"Biggest Change In Casino Gaming" Bill Unanimously Passes Senate Committee

The Indiana Senate Public Policy Committee voted to advance Senate Bill 552 on Wednesday.

File photo.

(Rising Sun, Ind.) - A bill which could send some of the slots and table games collecting dust at Rising Star Casino in Rising Sun elsewhere has passed an Indiana Senate committee.

The Senate Public Policy Committee vote on Senate Bill 552 was a unanimous 10-0 on Wednesday. The legislation authored by senators Mark Messer (R-Jasper) and John Ford (R-Terre Haute) is being called the biggest potential change to Indiana casino gaming since it was legalized in the 1990s.

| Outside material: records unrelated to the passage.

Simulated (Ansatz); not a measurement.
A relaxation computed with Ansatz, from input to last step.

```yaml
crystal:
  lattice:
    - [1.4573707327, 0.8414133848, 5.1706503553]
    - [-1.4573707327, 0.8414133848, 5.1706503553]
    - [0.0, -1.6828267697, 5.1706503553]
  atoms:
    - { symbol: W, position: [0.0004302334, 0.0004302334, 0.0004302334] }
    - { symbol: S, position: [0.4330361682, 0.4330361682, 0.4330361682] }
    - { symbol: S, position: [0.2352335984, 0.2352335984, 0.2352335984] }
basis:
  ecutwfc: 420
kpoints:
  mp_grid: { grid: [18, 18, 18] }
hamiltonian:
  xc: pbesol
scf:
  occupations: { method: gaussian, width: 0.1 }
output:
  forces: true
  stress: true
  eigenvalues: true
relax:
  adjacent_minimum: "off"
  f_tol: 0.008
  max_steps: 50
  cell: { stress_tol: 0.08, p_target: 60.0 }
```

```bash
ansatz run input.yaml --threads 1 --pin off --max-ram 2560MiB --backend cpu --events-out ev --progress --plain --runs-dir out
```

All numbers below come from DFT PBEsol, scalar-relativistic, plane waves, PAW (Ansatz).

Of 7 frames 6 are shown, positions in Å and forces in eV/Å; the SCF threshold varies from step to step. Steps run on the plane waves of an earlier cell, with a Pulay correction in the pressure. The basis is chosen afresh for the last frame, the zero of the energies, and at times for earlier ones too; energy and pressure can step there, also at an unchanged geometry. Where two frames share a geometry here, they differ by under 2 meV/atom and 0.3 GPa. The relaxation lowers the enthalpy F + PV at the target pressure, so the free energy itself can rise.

The bill would send one of the casinos from Gary down to Terre Haute, if Vigo County voters would approve. Lawmakers say numbers show that the casinos in Gary are underperforming.

It would also allow other Indiana casinos, including Rising Star Casino, to compete for the ability to place some of their games at a Terre Haute casino. Rising Star Casino executives have lobbied in favor of the bill.

A similar bill failed on a 5-5 vote in committee last year. That proposal only gave Rising Star Casino the ability to split off some of its games to western Indiana, but this year's bill includes language allowing all Indiana casino license holders to compete for the opportunity.

RELATED: 2018 Casino Revenues Don't Fluctuate Much

State Sen. Chip Perfect (R-Lawrenceburg) has told Eagle Country 99.3 that the bill has a lot of moving parts.

“The casino operators would prefer the status quo, so there is some resistance to change. So far, at least, the big concern is to make sure that they continue to honor the deal we made in the last budget cycle to let the industry reach the new equilibrium with some of these changes before we start messing with some of the money that goes to local communities,” said Perfect.

Chairman of the committee, Senator Ron Alting (R-Lafayette), said state casino revenue has declined from just over $600 million in 2012 to about $282 million last year.

Competition from casinos in other states and a new Indian tribal casino near South Bend are cited as major reasons for the declines. John Hammond with Hollywood Casino Lawrenceburg owner Penn National Gaming told the committee that jobs could be lost at the company’s properties in Lawrenceburg and East Chicago.

Another provision of SB 552 would allow sports wagering in Indiana. Gamblers would have to be registered in order to bet in-person or online on professional or college sports. The Indiana Gaming Commission would deem which sports are eligible for betting. The legislation would prohibit betting on high school sports.

Executives with the Indianapolis Colts and IndyCar testified in favor of the bill.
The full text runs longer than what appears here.